English
Restricting kernels and then taking compProd equals restricting the compProd to the product of the restrictions.
Русский
Ограничение ядер и затем произведение композицией эквивалентно ограничению полученного компProd до произведения ограничений.
LaTeX
$$$$ \mathrm{restrict}(\kappa, hs) \otimes_k \mathrm{restrict}(\eta, ht) = \mathrm{restrict}(\kappa \otimes_k \eta, hs \times ht). $$$$
Lean4
theorem compProd_restrict {s : Set β} {t : Set γ} (hs : MeasurableSet s) (ht : MeasurableSet t) :
Kernel.restrict κ hs ⊗ₖ Kernel.restrict η ht = Kernel.restrict (κ ⊗ₖ η) (hs.prod ht) :=
by
ext a u hu
rw [compProd_apply hu, restrict_apply' _ _ _ hu, compProd_apply (hu.inter (hs.prod ht))]
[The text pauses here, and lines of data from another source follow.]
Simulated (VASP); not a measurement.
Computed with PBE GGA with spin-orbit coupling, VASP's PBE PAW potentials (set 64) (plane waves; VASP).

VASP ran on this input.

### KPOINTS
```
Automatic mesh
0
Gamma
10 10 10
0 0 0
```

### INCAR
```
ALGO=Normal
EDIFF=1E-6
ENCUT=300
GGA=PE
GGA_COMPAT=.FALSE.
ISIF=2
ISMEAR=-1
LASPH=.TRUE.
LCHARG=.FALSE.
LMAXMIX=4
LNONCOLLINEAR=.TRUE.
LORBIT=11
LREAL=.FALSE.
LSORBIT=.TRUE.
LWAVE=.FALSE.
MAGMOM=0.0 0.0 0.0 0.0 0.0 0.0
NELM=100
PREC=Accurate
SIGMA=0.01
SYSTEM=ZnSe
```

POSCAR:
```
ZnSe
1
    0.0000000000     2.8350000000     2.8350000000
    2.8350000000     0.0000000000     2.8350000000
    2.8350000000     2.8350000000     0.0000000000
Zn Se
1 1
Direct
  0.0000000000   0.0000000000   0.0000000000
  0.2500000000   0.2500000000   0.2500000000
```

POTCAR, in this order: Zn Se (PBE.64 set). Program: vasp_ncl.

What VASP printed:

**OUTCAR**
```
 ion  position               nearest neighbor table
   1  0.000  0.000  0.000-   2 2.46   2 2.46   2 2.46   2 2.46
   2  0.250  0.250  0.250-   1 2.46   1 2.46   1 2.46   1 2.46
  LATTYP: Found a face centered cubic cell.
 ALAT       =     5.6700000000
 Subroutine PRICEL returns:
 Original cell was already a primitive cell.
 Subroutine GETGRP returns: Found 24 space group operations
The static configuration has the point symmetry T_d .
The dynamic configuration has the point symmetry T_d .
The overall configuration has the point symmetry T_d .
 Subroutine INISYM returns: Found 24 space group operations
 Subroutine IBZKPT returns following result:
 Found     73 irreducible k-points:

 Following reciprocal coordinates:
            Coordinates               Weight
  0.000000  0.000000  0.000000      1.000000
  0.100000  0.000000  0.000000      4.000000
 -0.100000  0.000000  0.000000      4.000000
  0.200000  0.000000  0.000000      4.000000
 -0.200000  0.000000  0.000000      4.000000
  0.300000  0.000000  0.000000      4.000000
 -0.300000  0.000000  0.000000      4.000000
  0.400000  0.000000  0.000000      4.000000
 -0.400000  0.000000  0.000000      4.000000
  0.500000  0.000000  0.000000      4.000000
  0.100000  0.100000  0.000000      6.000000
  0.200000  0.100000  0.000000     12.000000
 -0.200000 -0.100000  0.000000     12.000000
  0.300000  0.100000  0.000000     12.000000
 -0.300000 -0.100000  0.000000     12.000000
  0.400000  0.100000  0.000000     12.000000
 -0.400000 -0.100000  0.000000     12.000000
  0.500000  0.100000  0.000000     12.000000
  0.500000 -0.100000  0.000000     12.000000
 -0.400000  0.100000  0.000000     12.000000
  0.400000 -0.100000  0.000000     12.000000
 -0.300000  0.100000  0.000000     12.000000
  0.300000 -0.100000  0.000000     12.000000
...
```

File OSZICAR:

simp only [restrict_apply, Set.preimage, Measure.restrict_apply' ht, Set.mem_inter_iff, Set.mem_prod]
have (b : _) :
η (a, b) {c : γ | (b, c) ∈ u ∧ b ∈ s ∧ c ∈ t} = s.indicator (fun b => η (a, b) ({c : γ | (b, c) ∈ u} ∩ t)) b := by
classical
rw [Set.indicator_apply]
split_ifs with h
· simp only [h, true_and, Set.inter_def, Set.mem_setOf]
· simp only [h, false_and, and_false, Set.setOf_false, measure_empty]
simp_rw [this]
rw [lintegral_indicator hs]